Scraping HTML & Javascript generated webpages

In the previous post, I took rating data from The Goulet Pen website to look for the highest rated item matching a shortlist of items. The concept is simple, but getting the data required a bit more work.

Normally I would use Hadley Wickham’s rvest package to scrape websites with R, but I found that this method did not work: I could get the item names, but not the item ratings.

library(rvest)

read_html(THE_GOULET_PEN_URL) %>%
  html_nodes("div.mz-productlisting") %>%
  html_text()

I was confused.

When I open the URL in a browser and inspect the elements, I could clearly see the ratings embedded in the HTML. And, not knowing any better, I then proceeded to try python’s Beautiful Soup.
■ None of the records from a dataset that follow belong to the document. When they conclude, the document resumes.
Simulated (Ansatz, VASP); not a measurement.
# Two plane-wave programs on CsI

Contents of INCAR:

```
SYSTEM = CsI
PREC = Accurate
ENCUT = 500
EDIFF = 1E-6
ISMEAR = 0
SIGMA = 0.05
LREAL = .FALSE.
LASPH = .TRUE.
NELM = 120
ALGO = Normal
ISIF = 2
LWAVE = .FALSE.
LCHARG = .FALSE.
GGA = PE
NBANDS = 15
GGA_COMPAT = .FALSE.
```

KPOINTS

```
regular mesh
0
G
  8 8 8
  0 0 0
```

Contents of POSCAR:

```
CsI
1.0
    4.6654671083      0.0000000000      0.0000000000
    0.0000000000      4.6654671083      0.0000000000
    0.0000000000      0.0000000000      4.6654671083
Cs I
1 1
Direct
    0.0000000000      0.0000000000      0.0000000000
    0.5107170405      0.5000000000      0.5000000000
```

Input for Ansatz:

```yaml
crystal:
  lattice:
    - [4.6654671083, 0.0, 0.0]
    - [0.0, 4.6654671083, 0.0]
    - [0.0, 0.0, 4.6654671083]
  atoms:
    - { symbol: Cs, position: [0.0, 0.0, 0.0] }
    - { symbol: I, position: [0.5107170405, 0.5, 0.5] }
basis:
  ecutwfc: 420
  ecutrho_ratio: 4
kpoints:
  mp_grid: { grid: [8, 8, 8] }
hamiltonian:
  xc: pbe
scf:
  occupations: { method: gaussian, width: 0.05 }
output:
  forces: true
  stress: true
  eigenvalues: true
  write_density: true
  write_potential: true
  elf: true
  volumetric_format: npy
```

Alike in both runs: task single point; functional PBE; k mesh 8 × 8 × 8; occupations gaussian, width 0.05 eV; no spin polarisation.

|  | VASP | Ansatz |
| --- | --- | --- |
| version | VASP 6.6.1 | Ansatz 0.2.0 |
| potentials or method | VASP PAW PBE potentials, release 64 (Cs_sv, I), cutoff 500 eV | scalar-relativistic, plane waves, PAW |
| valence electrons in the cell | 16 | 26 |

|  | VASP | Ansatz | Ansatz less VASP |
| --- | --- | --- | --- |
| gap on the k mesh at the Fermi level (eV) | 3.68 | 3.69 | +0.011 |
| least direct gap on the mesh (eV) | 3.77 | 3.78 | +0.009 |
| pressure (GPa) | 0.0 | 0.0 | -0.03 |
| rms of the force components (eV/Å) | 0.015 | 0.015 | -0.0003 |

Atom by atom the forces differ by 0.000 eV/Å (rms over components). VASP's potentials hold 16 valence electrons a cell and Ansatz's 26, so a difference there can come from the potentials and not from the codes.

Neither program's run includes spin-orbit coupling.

from bs4 import BeautifulSoup
from urllib import urlopen

f = urllib.urlopen(THE_GOULET_PEN_URL)
soup = BeautifulSoup(f)

soup.findAll("div", class_="mz-productlisting")[0].get_text()

Still nothing.

Eventually – after opening the URL in a javascript disabled browser and not seeing any ratings – I realized the ratings were dynamically generating by javascript.

Now that I knew what to look for (and finding Ross Kippenbrock’s post on Shot Blocking in the NHL Playoffs), I was able to scrape the javascript generated content using selenium and chromedriver.